In reply to Robert Durran:
> ... I find the treatment of Everest (or any mountain) as little more than a race track little more edifying than the rest of the Everest circus, however physically impressive the times are.
I don't see the harm that much. I do find funny the use of 'fastest known time / FKT'. I understand this was initiated to head-off the kind of arguments that follow claims, that someone that nobody knew of did the thing faster some time previously. Often such inaccurate claims were simply the result of poor (or non-existent) research.
While I think this might have been justifiable some years ago, the likelihood of someone now - at least since the advent of social media, Strava etc - clocking up some super fast time
on anything significant and not broadcasting it to the world is unlikely. So I think it's a bit of false humility now, a bit disingenuous, despite its justifiable origins.

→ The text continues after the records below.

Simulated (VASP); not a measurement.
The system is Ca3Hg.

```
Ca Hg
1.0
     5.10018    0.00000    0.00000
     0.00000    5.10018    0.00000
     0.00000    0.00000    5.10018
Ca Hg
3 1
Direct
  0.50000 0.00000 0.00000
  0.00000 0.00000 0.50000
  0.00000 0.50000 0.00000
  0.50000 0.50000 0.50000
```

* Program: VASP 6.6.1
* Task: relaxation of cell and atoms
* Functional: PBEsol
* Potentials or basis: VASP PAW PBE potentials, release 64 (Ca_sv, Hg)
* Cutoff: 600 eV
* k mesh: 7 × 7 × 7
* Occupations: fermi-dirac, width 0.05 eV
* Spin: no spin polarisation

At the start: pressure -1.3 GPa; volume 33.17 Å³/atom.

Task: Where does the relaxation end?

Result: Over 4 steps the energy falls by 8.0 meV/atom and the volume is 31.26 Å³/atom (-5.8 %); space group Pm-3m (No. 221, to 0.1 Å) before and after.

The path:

It can also be used to legitimate odd routes or non-standard Start/Finish points, and I can already see elsewhere on the web people asking questions comparing Kammerlander and Stangl's 16hr north ridge Everest climbs (ABC to Summit). Jornet's self-imposed rule of going to/from the last place of civilisation is a nice one in some ways, but quite a rod for his own back, as shown now when sickness prevented him from completing his self-determined 'route'.
I noticed from the short videos published, he seemed to be in incredibly good shape as he got back down, hardly tired at all, and apparently he spent plenty of time at ABC signing autographs before having a rest. Climbing traditions be damned, it's an amazing feat he's pulled off.